Let \(\chi _L\) denote the indicator function of the subset \(\{\alpha \leqslant L\} \subset {\mathcal {X}}\), and pick a non-negative \(\phi \in C_c^\infty (G)\) with \(\int _G \phi \, dm_G=1\) and with support in a sufficiently small neighbourhood of identity in G to ensure that for all \(g\in \hbox {supp}(\phi )\) and \(x\in {\mathcal {X}}\),

$$\begin{aligned} c^{-1}\, \alpha (x)\leqslant \alpha (g^{\pm 1}x)\leqslant c\, \alpha (x). \end{aligned}$$

We now define \(\eta _L\) as

$$\begin{aligned} \eta _L(x):=(\phi *\chi _L)(x)=\int _G \phi (g)\chi _L(g^{-1}x)\, dm_G(g). \end{aligned}$$

Since \(\phi \geqslant 0\) and \(\int _G \phi \, dm_G=1\), it is clear that \(0\leqslant \eta _L \leqslant 1\). If \(\alpha (x)\leqslant c^{-1}\, L\), then for \(g \in \hbox {supp}(\phi )\), we have \(\alpha (g^{-1}x) \leqslant L\), so that \(\eta _L(x)=\int _G \phi \, dm_G=1\). If \(\alpha (x)>c\, L\), then for \(g\in \hbox {supp}(\phi )\), we have \(\alpha (g^{-1}x) > L\), so that \(\eta _L(x)=0\).

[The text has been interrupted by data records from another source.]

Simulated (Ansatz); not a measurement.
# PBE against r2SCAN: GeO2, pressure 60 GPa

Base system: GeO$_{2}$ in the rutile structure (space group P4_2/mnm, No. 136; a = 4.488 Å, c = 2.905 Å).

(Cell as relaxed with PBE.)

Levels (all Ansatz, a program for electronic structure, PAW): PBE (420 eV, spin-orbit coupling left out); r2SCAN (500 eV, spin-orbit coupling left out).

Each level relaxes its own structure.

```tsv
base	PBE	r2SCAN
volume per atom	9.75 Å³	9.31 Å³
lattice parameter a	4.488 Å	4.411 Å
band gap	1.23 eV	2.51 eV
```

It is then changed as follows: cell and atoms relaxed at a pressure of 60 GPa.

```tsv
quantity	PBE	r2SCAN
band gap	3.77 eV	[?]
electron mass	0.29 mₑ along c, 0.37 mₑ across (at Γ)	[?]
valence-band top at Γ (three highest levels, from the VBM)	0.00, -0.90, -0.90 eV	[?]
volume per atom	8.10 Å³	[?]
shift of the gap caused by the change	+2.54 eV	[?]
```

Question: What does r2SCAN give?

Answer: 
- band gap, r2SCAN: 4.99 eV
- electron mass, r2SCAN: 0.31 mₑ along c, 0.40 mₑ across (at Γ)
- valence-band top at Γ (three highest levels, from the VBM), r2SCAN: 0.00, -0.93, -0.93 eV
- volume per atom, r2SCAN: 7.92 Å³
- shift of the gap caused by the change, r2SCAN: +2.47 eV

To prove the last property, we observe that it follows from invariance of \(m_G\) that for a differential operator \(\mathcal {D}_Z\) as in (2.4), we have \(\mathcal {D}_Z\eta _L=(\mathcal {D}_Z\phi )*\chi _L\). Therefore, \(\hbox {supp}(\mathcal {D}_Z\eta _L)\subset \{\alpha \leqslant c\,L\}\) and \(\Vert \mathcal {D}_Z\eta _L\Vert _{C^0}\leqslant \Vert \mathcal {D}_Z\phi \Vert _{L^1(G)}\), whence \(\Vert \eta _L\Vert _{C^k}\ll 1\). \(\square \)

For a bounded function \(f:\mathbb {R}^{m+n}\rightarrow \mathbb {R}\) with compact support, we define the truncated Siegel transform of f as

$$\begin{aligned} {\hat{f}}^{(L)}:={\hat{f}}\cdot \eta _L. \end{aligned}$$

We record some basic properties of this transform that will be used later in the proofs.

Lemma 4.12

For \(f\in C_c^\infty (\mathbb {R}^{m+n}),\) the truncated Siegel transform \({\hat{f}}^{(L)}\) is in \(C_c^\infty ({\mathcal {X}}),\) and it satisfies

$$\begin{aligned}&\displaystyle \left\| {\hat{f}}^{(L)}\right\| _{L^p({\mathcal {X}})}\leqslant \Vert {\hat{f}}\Vert _{L^p({\mathcal {X}})} \ll _{\mathrm {supp}(f),p} \Vert f\Vert _{C^0} \quad \hbox {for all }p<m+n, \end{aligned}$$
(4.11)
$$\begin{aligned}&\displaystyle \left\| {\hat{f}}^{(L)}\right\| _{C^0}\ll _{\mathrm {supp}(f)} L\, \Vert f\Vert _{C^0}, \end{aligned}$$
(4.12)
$$\begin{aligned}&\displaystyle \left\| {\hat{f}}^{(L)}\right\| _{C^k}\ll _{\mathrm {supp}(f)} L\, \Vert f\Vert _{C^k}, \end{aligned}$$
(4.13)
$$\begin{aligned}&\displaystyle \left\| {\hat{f}}-{\hat{f}}^{(L)}\right\| _{L^1({\mathcal {X}})}\ll _{\mathrm {supp}(f),\tau } L^{-\tau }\, \Vert f\Vert _{C^0}\quad \hbox {for all } \tau <m+n-1, \end{aligned}$$
(4.14)
$$\begin{aligned}&\displaystyle \left\| {\hat{f}}-{\hat{f}}^{(L)}\right\| _{L^2({\mathcal {X}})}\ll _{\mathrm {supp}(f),\tau } L^{-(\tau -1)/2}\, \Vert f\Vert _{C^0}\quad \hbox { for all } \tau <m+n-1.\qquad \end{aligned}$$
(4.15)

Moreover,  the implied constants are uniform when \(\text {supp}(f)\) is contained in a fixed compact set.

Proof

It follows from Proposition 4.1 that

$$\begin{aligned} \left| {\hat{f}}^{(L)}\right| \ll _{\mathrm {supp}(f)} \Vert f\Vert _{C^0} \,\alpha \, \eta _L. \end{aligned}$$

Since \(0\leqslant \eta _L\leqslant 1\), (4.11) follows from Proposition 4.2, and the upper bound in (4.12) holds since \(\hbox {supp}(\eta _L)\subset \{\alpha \leqslant cL\}\).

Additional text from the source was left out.